Cook beans without salt

beanssaltslow-cooking

I made some refried beans in a slow cooker, loosely following the recipe from my cookbook. The recipe says to cook the beans with ½ teaspoon of salt. Is this necessary to properly cook the beans? I am starting from dry beans.

I actually used ½ tbsp of soy sauce instead of plain salt and the beans tasted fine, but I would rather add no salt or soy sauce.

I see from this question that salt can affect the softness of the beans, but it seems like the beans should soften eventually either way. Since I am making refried beans, I only need the beans to soften enough for me to break them apart with a hand mixer, and then I can continue cooking them until they’re ready.

This post at the New York Times only discusses using salt to add flavor to the beans, but I am not worried about that. If I make a salt-free batch of beans and don’t like the taste, I can always go back to adding salt next time.

So will the beans cook properly in a slow cooker without adding salt?

Best Answer

Yes. In fact, many, many people believe (falsely) that adding salt before or during cooking will keep beans hard (a myth addressed in your first link), and most of these people have been cooking perfectly good beans for many years without adding salt until the beans were fully cooked.

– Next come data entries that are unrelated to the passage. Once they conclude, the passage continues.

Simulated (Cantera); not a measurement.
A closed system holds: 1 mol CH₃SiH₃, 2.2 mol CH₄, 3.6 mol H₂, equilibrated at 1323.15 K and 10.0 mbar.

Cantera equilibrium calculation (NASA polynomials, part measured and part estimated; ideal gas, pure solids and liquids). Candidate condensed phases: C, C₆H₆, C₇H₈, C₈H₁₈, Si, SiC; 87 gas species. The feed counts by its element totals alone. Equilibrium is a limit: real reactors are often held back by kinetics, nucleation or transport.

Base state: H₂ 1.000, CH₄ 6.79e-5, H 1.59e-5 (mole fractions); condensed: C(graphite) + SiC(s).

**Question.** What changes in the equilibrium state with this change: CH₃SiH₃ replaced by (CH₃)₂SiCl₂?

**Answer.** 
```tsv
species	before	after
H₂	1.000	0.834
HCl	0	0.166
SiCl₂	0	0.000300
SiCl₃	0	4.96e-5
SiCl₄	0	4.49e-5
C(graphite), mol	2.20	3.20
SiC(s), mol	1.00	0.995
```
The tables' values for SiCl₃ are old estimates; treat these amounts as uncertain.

The cooking time may vary slightly. In some circumstances, the texture of the beans and/or their skins may soften at somewhat different rates than with salt. But the beans will still cook fine.

(One note: some chefs have claimed that cooking beans without salt causes people to add even more salt afterward to create a flavor that tastes "properly salted." Beans are generally enhanced by adding flavoring components early enough in cooking for the flavors to penetrate. But you can always add salt afterward too; the resulting flavor distribution will just be different.)